Minimize the "Reorg" Trauma




We all have been through a shuffling of titles. Some of us more times than others. As the organization “restructures,” either in response to strategy or merger, the people affected are oftentimes ill-prepared and left feeling lost.


Many times, the act of restructuring is a culture killer and morale tanker.


I see many people struggle to “survive” the reorg. They aren’t worried about their job, per se, but they are utterly confused, often asking, “What’s next?” and “Where should I focus my efforts?”


After several rounds of restructuring, people begin to give up. Their allegiance and trust, in both work and relationships, halts and complacency ensues. So, how do you stay engaged when every 6-12 months your leader moves on, taking with them your support and institutional knowledge?


Leaders are so often forward-focused (with good intentions) and easily miss the ripple effects before them, allowing for damage to their own innovation. Outside Angle has written a great summary piece that highlights missteps and guides you toward success.


I remember becoming numb to “new job announcements” and no longer viewing leadership as a structure of support, but rather as a ladder to be climbed. 


Titles were simply temporary rungs to bear weight for the next step.


A great reorganization, if done well, should invigorate the organization, bringing excitement and energy to EVERYONE involved. Reorganization should create clarity, like that last piece of the puzzle that fits perfectly into place.


Fatal flaws: Making assumptions and the pace of change.


Making assumptions: With these two elements playing such a major role, it’s the shifting of titles and the underlying vision that so often remains clear to leadership, yet leaves the team in the dark. When people are unaware of the larger strategic goals, or skill gaps, any re-shifting feels unfounded and creates fear.


UC Berkeley's HR department has a great article that outlines ideas to consider to prevent resistance. Not surprisingly, communication is the key.


Communication that happens before, during, and after any reorg is absolutely critical. By over-communicating the “why” and socializing the future, you are reassuring your team that any impending changes will be in place to support everyone’s growth, thereby creating opportunities for future success.


The pace of Change: Move fast enough to show confidence and clarity but slow enough to allow for the transfer of trust and knowledge. Allow time for projects to be thoughtfully handed over, and resist the urge to put things “on hold” while the details are figured out.


Similar to merging into traffic, put on your indicator, watch for potential danger, adjust your cadence, and then merge into the flow. But be careful, so as not to create a traffic jam or, God forbid, an accident!  

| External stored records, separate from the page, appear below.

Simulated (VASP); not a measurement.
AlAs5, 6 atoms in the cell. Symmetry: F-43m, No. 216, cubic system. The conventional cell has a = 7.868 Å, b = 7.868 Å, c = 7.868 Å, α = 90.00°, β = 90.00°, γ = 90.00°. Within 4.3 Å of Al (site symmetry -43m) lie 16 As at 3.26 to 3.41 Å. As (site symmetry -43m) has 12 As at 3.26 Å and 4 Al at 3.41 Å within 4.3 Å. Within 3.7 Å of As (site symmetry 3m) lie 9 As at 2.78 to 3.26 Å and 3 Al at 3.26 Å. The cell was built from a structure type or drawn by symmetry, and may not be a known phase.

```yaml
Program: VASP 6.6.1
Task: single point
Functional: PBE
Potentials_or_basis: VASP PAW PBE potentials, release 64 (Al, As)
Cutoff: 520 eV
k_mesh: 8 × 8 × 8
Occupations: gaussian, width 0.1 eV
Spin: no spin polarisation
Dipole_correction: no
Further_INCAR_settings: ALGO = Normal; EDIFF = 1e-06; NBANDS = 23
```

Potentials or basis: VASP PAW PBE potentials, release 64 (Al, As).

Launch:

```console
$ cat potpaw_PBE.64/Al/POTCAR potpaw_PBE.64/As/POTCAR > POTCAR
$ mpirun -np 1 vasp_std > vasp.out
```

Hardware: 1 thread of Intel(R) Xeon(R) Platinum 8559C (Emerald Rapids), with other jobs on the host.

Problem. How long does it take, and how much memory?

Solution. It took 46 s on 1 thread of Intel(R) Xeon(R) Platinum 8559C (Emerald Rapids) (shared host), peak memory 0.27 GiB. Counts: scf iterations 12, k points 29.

Artful reorganization is a dance, a methodical move with purpose, pace, communication, and trust.


Create a timeline. Long, drawn-out change is very difficult to navigate. Uncertainty is a culture killer and an anxiety producer. Clarity as to what people can expect, when they can expect it, and how it will affect them is what ultimately silences the stories and creates positivity and focus.


Multiple shifts in jobs and titles can send the wrong message. Adjusting roles and responsibilities is strategic, and is often done in response to a desire to create a future vision for success, right?  Make sure that’s the experience received.


Continual shifting can send a problematic message that there is no clear direction, that decisions are being made on a whim, and that you don’t have a clear foundational plan for success. That’s when trust can be lost quickly and loyalty can wane.


My Challenge to You:


  • Reorganize with intention and clarity. Don’t rush the process and keep communication at the forefront.

  • Strategic moves call for transparency and a need to be rooted in what your vision of success will look like.  Map out the communication pathway and timeline.

  • Stress the “why” to ALL employees. The impact of your decisions is far-reaching.

  • Each decision is being watched and evaluated from a place of scarcity. Employees are always wondering, “Is my job in jeopardy?” “Is the future of this company secure?” “What is going on that I don’t know?” It is these questions that will quickly erode the culture and positivity.  Anticipate these questions and proactively address them honestly.